Skip to content

Instantly share code, notes, and snippets.

@trevnorris
Last active April 9, 2016 16:24
  • Star 30 You must be signed in to star a gist
  • Fork 8 You must be signed in to fork a gist
Star You must be signed in to star a gist
Save trevnorris/7712539 to your computer and use it in GitHub Desktop.

build

Clone and build Node for analysis:

$ git clone https://github.com/joyent/node.git
$ cd node
$ export GYP_DEFINES="v8_enable_disassembler=1"
$ ./configure
$ make -j4

Note: To run with IRHydra run like the following:

$ node --trace-hydrogen --trace-phase=Z --trace-deopt \
  --code-comments --hydrogen-track-positions --redirect-code-traces \
  --redirect-code-traces-to=code.asm --print-opt-code script.js

Now build v8:

$ cd deps/v8
$ make dependencies
$ make -j4

Building modules with custom local build of Node:

$ /path/to/node/node $(which node-gyp) rebuild --release --nodedir=/path/to/node

(note: can also use --debug)

Install npm libraries using custom local build:

$ /path/to/node/node $(which npm) --nodedir=/path/to/node install

v8 flags

Print deoptimizations:

$ ./node --trace-deopt --code-comments ./script.js

Four types of deoptimizations:

  • eager: Occurs with unexpected element transitions.
  • lazy: Occurs when an assumption is made on a global which no longer holds true.
  • soft: As v8 collects type information on functions it will mark dead subgraphs of the AST (abstract syntax tree). If one of those marked graphs is called this will cause the function to deoptimize and tell v8 more type information needs to be collected.
  • debugger: Not really a bailout, but used by the debugger to deoptimize stack frames to allow inspection.
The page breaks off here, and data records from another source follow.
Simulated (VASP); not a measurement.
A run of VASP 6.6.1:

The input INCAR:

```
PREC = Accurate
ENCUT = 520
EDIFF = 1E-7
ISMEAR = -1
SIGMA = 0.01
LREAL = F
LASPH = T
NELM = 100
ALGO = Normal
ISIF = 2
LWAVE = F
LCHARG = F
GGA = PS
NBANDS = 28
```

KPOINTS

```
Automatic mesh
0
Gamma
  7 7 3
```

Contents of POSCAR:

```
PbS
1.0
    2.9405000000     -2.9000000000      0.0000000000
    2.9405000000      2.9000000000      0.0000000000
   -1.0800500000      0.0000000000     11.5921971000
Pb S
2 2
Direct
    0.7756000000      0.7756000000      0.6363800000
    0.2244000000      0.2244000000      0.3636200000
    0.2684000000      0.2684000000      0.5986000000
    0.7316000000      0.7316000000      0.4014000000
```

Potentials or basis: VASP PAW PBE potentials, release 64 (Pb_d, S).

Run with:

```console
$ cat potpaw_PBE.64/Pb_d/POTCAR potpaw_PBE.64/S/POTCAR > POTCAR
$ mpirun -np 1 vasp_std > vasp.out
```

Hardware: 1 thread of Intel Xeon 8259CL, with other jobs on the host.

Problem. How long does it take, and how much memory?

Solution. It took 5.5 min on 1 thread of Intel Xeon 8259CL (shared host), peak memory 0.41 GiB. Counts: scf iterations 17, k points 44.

Print optimizations and inlining:

$ ./node --trace-opt --trace-inlining ./script.js

Check activity of the garbage collector:

$ ./node --trace_gc --print_cumulative_gc_stat ./script

Trace for allocations of external memory (e.g. Buffers/ArrayBuffers):

./node --trace_external_memory ./script

Grab v8 profile of script and use the tick processor:

$ ./node --prof ./script
$ D8_PATH=/path/to/deps/v8/out/native /path/to/deps/v8/tools/linux-tick-processor

Key things to look for from tick processor output:

  • Stub: Hand written assembly that follows the JS calling convention.
  • LazyCompile: Code was "lazily compiled", not that v8 spent that much time compiling code.
  • * prefix: The function has been run through the optimizing compiler (i.e. Crankshaft).
  • ~ prefix: The function was run through the full-codegen (or unoptimized) compiler, but v8 is letting us know the function could be optimized.
  • no prefix: Either that v8 doesn't have enough type info on the function to know whether it could be optimized, or the function has been marked as unoptimizable.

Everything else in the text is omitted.